# Lagging Jacket For a Hot Press Cylinder



## Lex Foutish (11 Sep 2009)

Can anybody recommend a good lagging jacket for a hot press cylinder that does't need more than one person to put it in place and that will remain in one piece afterwards?

The last one I bought took ages to put on the cylinder and needs regular monitoring to keep it properly in place.


----------



## DGOBS (11 Sep 2009)

To be honest, youd be much better off replacing the cylinder for a pre-insulated one


----------



## Lex Foutish (12 Sep 2009)

Thanks, DG. I thought about that but the lagging jacket does an excellent, efficient job when it remains in place and would do the job fine if the blooming thing would stay in place!


----------



## chrisboy (12 Sep 2009)

Lex Foutish said:


> Thanks, DG. I thought about that but the lagging jacket does an excellent, efficient job when it remains in place and would do the job fine if the blooming thing would stay in place!
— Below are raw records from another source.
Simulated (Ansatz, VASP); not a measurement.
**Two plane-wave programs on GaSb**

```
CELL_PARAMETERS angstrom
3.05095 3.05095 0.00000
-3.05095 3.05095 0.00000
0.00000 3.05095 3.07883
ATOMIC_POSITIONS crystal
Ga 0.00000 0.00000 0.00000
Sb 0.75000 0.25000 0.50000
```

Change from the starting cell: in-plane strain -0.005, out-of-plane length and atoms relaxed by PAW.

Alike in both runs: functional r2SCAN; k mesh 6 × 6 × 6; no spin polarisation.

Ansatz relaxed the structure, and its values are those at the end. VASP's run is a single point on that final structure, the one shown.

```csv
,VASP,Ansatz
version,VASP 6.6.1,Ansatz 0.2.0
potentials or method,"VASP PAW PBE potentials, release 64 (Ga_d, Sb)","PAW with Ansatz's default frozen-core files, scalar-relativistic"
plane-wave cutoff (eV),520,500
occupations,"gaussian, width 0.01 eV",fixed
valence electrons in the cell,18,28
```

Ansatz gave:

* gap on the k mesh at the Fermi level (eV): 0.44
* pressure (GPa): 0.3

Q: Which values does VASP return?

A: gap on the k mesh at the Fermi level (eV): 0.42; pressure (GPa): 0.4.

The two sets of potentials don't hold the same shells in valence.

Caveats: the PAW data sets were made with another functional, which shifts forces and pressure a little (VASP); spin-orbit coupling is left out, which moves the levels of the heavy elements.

It doesnt really.. Personally i live in my house on my own and if i need a shower and the water has been on in the previous 24 hours there'll be enough hot water.. No way with a lagging jacket..


----------



## z101 (28 Sep 2009)

I third that. There is no comparison. It's worth the spend to have it replaced. 
I sold the old one for €30 at the scrap merchants also.


----------



## pudds (28 Sep 2009)

If its tied on properly with the tapes it shouldn't slip down.

I got a thermostat fitted recently to mine and its hard to get the jacket around it, without cutting  it.  

Insulated tank is the biz but at what price.


----------



## DGOBS (28 Sep 2009)

hmmm, cost is about 1 earth! (hence the need to save it)


----------